Qualifying opportunities means making sure the opportunity that we have helped to surface is real, winnable, and worth our firm’s time to pursue.
THERE ARE A COUPLE OF PROVEN APPROACHES TO QUALIFY OPPORTUNITIES.
1. One approach is to ask questions that will enable your firm to make smart decisions on whether to pursuit and opportunity or not. For example, you should be able to determine through questioning:
- Is there a business need?
- Is there a sense of urgency to meet that business need?
- Is the project funded?
- Is the opportunity in the near term or is it more long term?
- Who’s the competition?
- Has the client assigned resources to address the issue?
Answering these questions will go a long way toward determining if the opportunity is real and important enough for the client to address it.

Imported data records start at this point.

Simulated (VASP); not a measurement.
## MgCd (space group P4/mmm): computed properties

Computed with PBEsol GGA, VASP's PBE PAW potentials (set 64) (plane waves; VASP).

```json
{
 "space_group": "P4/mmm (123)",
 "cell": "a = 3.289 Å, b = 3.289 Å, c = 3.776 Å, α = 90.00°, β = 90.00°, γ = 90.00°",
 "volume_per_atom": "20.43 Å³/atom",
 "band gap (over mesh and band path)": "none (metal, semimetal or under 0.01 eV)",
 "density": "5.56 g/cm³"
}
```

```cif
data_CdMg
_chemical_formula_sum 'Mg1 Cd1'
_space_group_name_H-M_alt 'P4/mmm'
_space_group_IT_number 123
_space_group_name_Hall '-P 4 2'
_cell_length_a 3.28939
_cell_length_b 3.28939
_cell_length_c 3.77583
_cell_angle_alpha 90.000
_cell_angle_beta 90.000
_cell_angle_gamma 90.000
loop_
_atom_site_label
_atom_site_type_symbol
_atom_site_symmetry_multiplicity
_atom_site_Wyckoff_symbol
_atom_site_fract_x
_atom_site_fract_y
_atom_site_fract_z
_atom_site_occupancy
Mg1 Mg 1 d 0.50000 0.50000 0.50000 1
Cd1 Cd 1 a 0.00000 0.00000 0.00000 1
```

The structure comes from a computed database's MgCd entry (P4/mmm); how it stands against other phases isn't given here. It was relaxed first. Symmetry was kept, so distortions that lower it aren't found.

2. Qualifying opportunities is establishing whether the individuals associated with the potential opportunity can articulate what the “compelling event” is behind the initiative. Compelling events usually fall into one or more of the following categories. Will the initiative…
- Increase revenue?
- Increase productivity/efficiencies?
- Contain or reduce costs?
- Increase shareholder value?
- Meet a compliance requirement?
Every “real” (qualified) opportunity is rooted in a compelling event. If your client or the key individual behind that initiative can’t articulate the compelling event, either the opportunity isn’t qualified or the person you are interacting with is not the key player in the decision process.
GET STARTED QUALIFYING TODAY
In the coming weeks and month, try to keep the process of qualifying opportunities top of mind as you listen for and pay attention to client needs and issues. Consider using the acronym “NUTS” as a way to guide your qualifying efforts.
N = Need…is there a definitive need that is recognized by the client?
U = Urgency…is there enough urgency and pain for the client to address the need, and does the client “care” enough about addressing that need to make the decision?
T = Timing…is the timing of the decision one that is more short-term vs longer term?
S = $…is there committed budget by the client to address the need OR is there a clear-cut business case with definitive ROI to help justify the budget?